For an overview of rolling upgrades (including planning and preparation information), see Upgrade Confluence without downtime.
Step 1: Enable upgrade mode
To enable upgrade mode:
- Go to Administration > General Configuration > Rolling upgrades.
- Select the Upgrade mode toggle (1).
Screenshot: The Rolling upgrades screen.
The cluster overview can help you choose which node to upgrade first. The Tasks running (2) column shows how many long-running tasks are running on that node, and the Active users shows how many users are logged in. When choosing which node to upgrade first, start with the ones with the least number of tasks running and active users.
Upgrade mode allows your cluster to temporarily accept nodes running different Confluence versions. This lets you upgrade a node and let it rejoin the cluster (along with the other non-upgraded nodes). Both upgraded and non-upgraded active nodes work together to keep Confluence available to all users. You can disable upgrade mode as long as you haven’t upgraded any nodes yet.

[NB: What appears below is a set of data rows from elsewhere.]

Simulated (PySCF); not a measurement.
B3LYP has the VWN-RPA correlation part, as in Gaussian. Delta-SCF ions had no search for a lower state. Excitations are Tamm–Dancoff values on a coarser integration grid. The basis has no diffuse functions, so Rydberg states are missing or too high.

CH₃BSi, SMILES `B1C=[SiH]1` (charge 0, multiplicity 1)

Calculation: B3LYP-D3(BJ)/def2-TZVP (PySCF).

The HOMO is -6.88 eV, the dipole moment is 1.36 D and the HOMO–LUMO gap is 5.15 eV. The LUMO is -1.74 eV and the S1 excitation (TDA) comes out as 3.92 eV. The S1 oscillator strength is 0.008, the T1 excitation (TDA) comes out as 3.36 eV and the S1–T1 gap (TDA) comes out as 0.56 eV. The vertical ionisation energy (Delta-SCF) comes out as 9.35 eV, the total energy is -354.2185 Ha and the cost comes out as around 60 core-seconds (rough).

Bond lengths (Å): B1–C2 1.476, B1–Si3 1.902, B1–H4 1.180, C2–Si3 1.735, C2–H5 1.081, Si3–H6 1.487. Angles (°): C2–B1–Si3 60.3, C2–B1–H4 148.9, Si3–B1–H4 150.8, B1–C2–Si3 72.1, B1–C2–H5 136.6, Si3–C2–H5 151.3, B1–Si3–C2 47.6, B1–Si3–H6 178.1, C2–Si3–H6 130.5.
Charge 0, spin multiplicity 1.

Step 2: Find all the current application nodes in your stack
In AWS, note the Instance IDs of all running application nodes in your stack. These are all the application nodes running your current version. You'll need these IDs for a later step.
In the AWS console, go to Services > CloudFormation. Select your deployment’s stack to view its Stack Details.
- Expand the Resources drop-down. Look for the ClusterNodeGroup and click its Physical ID. This will take you to a page showing the Auto Scaling Group details of your application nodes.
- In the Auto Scaling Group details, click on the Instances tab. Note all of the Instance IDs listed there; you'll be terminating them at a later step.
Step 3: Update your CloudFormation template
Your deployment uses a CloudFormation template that defines each component of your environment. In this case, upgrading Confluence means updating the version of Confluence used in the template. During the upgrade, we highly recommend that you add a node temporarily to your cluster as well.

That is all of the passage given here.